Background on the Australian FICC Market
The FICC market in Australia, as it is globally, continues to function under the challenges of pressure from regulators, internal cost structures and the ongoing impact of changing technology.
With the demise of proprietary trading due to the deliberate introduction of direct restrictions and punitive costs designed to break the business model, there has been a major change to the way banks interact with their FICC customers. No longer can banks use the balance sheet as the facilitator of client business. In many ways they are having to revert back to the broking model that preceded this. This is already impacting on liquidity. It seems that the regulators are well aware of this and the impact that this is having in the current climate let alone when an event type move is on. However they are focused on reducing the amount of risk taken on by banks and happy to ignore some of the potential consequences.
As a result of this global phenomenon in combination with historically low rates albeit having seen the first rate rise by Fed in many years, FICC teams globally are being downsized as banks realign their focus both from a big picture perspective as well as more targeted areas that provide greater growth and returns.
These big picture decisions have resulted in RBS and more recently Barclays withdrawing from the Australian market as well as head count reductions across all the global bulge bracket banks in Australia.
The domestic banks also continue to shed head count as they continue react to pressures to reduce costs as well as increasing productivity. This has seen the CBA cut its markets headcount by 10% late last year and Westpac looking for reductions across its institutional business. The risk is that the other domestics will also head down the same path.
One of the quickest ways to increase productivity is to drive sub institutional clients onto the banks execution platform and this has worked the most successfully in FX which is had a head start on the technology and a product that is well suited to electronic execution.
The domestic banks have also adopted the trend to juniorize its teams. Replacing an MD with an AD may give a fast sugar hit to the bottom line in reducing the cost structure but is a risk that longer term damage could be inflicted on the organization as a result of weakening relationships between the bank and its clients.
On a more positive note, the domestics have been prepared to hire people that can provide them with new skills and experience that may not have been available to them in the past. These opportunistic hires however have to overcome the zero tolerance for an increase in total headcount. As such room has to be made if the hire is going to go ahead.
Current situation in the Australian FICC Market
There appears to be a consensus around concerns over the ongoing cost impost of adhering to the new regulatory environment. This not only has resulted in an increased cost of capital to the FICC business but in terms of ongoing costs associated with compliance issues with the increased and more detailed monitoring of all forms of communication.
As touched on before the costs associated with warehousing large amounts of stock on the banks’ balance sheet has resulted in banks having to manage any inventory that they carry very carefully. As a result they will have to be selective in which product they quote on and which they may act as an agency on. As a result some banks may specialize in particular bonds or names and will also have to develop a deeper knowledge of the market through more sophisticated data mining and analysis of price action and customer activity.
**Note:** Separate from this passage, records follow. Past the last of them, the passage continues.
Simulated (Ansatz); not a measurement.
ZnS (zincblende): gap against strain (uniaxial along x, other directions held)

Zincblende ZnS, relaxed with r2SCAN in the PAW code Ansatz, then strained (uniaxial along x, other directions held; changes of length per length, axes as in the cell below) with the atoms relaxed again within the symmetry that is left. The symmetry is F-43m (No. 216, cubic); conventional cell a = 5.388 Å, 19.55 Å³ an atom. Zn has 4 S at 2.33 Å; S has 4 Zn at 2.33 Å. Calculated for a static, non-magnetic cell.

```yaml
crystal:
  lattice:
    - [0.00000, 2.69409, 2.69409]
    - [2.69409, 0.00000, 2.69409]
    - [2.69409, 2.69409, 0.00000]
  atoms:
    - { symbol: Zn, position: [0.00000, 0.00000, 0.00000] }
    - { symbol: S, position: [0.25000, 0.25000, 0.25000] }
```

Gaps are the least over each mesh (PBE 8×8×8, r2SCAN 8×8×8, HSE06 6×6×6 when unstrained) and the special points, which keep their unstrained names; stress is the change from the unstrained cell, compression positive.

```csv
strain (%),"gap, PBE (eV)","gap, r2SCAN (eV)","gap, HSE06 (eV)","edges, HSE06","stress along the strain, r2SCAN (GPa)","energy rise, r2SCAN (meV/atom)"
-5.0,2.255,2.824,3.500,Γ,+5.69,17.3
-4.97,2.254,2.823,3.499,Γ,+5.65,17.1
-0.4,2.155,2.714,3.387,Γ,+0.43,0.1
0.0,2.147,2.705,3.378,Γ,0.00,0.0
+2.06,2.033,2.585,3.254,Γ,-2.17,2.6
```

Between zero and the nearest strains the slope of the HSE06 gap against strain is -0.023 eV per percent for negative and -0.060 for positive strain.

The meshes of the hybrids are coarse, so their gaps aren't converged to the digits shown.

On-boarding customers is also now more time consuming as well as costly given the increased compliance requirements that are in place to protect customers.
Banks are also concerned about the decline in liquidity and the risks that brings not only to the broader market in the face of an event driven move but also in their ability to trade out of positions.
Domestic banks are also concerned about their ability to compete with their global counterparts when it comes to developing technology. Development and implementation costs are high and domestic banks do not have the economies of scale that the international banks do. This is of vital importance given the push to transact more and more business across the FICC space via portals. It also ties in closely with the push to improve end to end efficiencies.
Historically banks have tended to adopt a coverage model based on product. In order to achieve this they had to have sales specialists covering a number of clients for each product. This required larger teams and was sustainable in more profitable times. This structure was cleaner cut at the larger banks which had the head count to do this with the lines becoming a little blurred with the medium to smaller banks not having the scale to do this resulting in some cross over between products.
However in recent times, given the drivers of reducing costs and increasing productivity, sales teams have been squeezed from a headcount perspective to be as lean as possible. As a consequence, there has been a natural gravitation towards a more macro focused coverage model where a salesperson is responsible for a range of products on offer to a particular customer. This is further enhanced with the ongoing push to drive customers to utilizing portals and as such allowing a salesperson to expand their coverage capacity as well as by pruning clients to leave only those that are deemed to be profitable across key product areas.
Global banks in Australia also appear to becoming more selective in the customers they cover evaluating which ones provide the greatest returns and focusing on these rather than covering a range of customers who do not pay their way. This has the potential to further tighten a banks coverage and product offering as a result of the increased cost of capital. Banks could be forced into becoming product specialists in certain areas concentrating its price making and sales capabilities to a confined range of bonds for example.